News of the World (1977)
1. We Will Rock You
2. We Are the Champions
3. Sheer Heart Attack
4. All Dead, All Dead
5. Spread Your Wings
6. Fight From the Inside
7. Get Down Make Love
8. Sleeping on the Sidewalk
9. Who Needs You
10.It's Late
11.My Melancholy Blues
 
While News of the World is often mentioned a notch or two below A Night at the Opera in most fan rankings, it’s hard not to feel like it belongs in the same conversation. What this album may lack in operatic bombast, it makes up for in focus. It’s leaner, punchier, and noticeably stripped of some of the more theatrical flourishes that had defined the two albums prior. If anything, this feels like the band’s most intentional attempt at making a record that would sound just as strong live as it does in the studio.

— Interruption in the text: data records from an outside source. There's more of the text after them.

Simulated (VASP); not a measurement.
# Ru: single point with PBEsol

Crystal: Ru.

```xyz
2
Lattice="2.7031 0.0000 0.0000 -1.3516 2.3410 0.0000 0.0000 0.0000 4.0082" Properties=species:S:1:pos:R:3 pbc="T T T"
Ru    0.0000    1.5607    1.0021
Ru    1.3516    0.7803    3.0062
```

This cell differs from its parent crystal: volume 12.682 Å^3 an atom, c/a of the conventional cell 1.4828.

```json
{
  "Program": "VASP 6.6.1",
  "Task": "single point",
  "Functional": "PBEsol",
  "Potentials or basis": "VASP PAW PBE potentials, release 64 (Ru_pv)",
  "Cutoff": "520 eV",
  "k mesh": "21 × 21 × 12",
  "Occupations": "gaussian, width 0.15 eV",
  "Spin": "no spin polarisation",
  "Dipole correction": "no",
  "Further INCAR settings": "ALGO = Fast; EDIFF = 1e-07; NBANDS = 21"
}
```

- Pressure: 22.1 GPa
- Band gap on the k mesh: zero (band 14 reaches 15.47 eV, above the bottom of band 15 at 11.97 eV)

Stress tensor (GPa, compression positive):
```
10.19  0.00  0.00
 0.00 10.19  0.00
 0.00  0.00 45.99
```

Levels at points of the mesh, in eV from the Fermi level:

It’s hard to imagine a stronger opening than the back-to-back stadium anthems We Will Rock You and We Are the Champions. Individually, they couldn’t be more different — one a minimalist stomp-clap chant, the other a sweeping piano-driven ballad — yet together, they form one of rock’s most iconic pairings. Maybe it’s the sports arena synergy, or maybe it's just Queen being Queen, but either way, the combination has become practically inseparable.
And just when you think you’ve got the tone figured out, the band throws a wicked curveball with Roger Taylor’s Sheer Heart Attack — a snarling punk outburst that sounds like it was designed specifically to shut up critics who complained about Queen being too grandiose. Raw, fast, and borderline chaotic, it’s the closest Queen ever got to sounding like The Ramones. Oddly enough, it works — even longtime fans didn’t blink. And Taylor wasn’t done: his second offering, Fight From the Inside, is another hard-hitting cut that proves he was stepping up as a songwriter in a major way.
Each member of the band gets writing credit here, and the diversity in tone and texture is one of the album’s greatest strengths. John Deacon contributes the elegant Spread Your Wings, a song so fluid and melodic you’d swear it was a Mercury piece. As always, Deacon lets his bass and songwriting do the talking — and it’s one of his best moments.
Mercury, for his part, takes things in multiple directions. Get Down, Make Love is perhaps his most overtly aggressive track to date — heavy, grinding, and a little sleazy, though it nearly veers off the rails in the middle with a barrage of overcooked studio effects. My Melancholy Blues, on the other hand, is pure cabaret — jazzy, low-key, and unapologetically non-rock. But this being Queen, there’s always room for one of those.
If the album loses a bit of steam in the final stretch, it’s hard to hold that against it. Brian May’s criminally underrated It’s Late comes in near the end and recharges the energy with its multi-part structure and gritty guitars — a track that reminds you just how effective Queen could be even when they weren’t chasing novelty.
News of the World may not have the baroque weirdness of earlier albums or the crossover hits of later ones, but it captures Queen at a moment when all the pieces were firing with just the right amount of restraint. Tight, inventive, and surprisingly direct, it’s the sound of a band at the top of their game — without the need to prove it.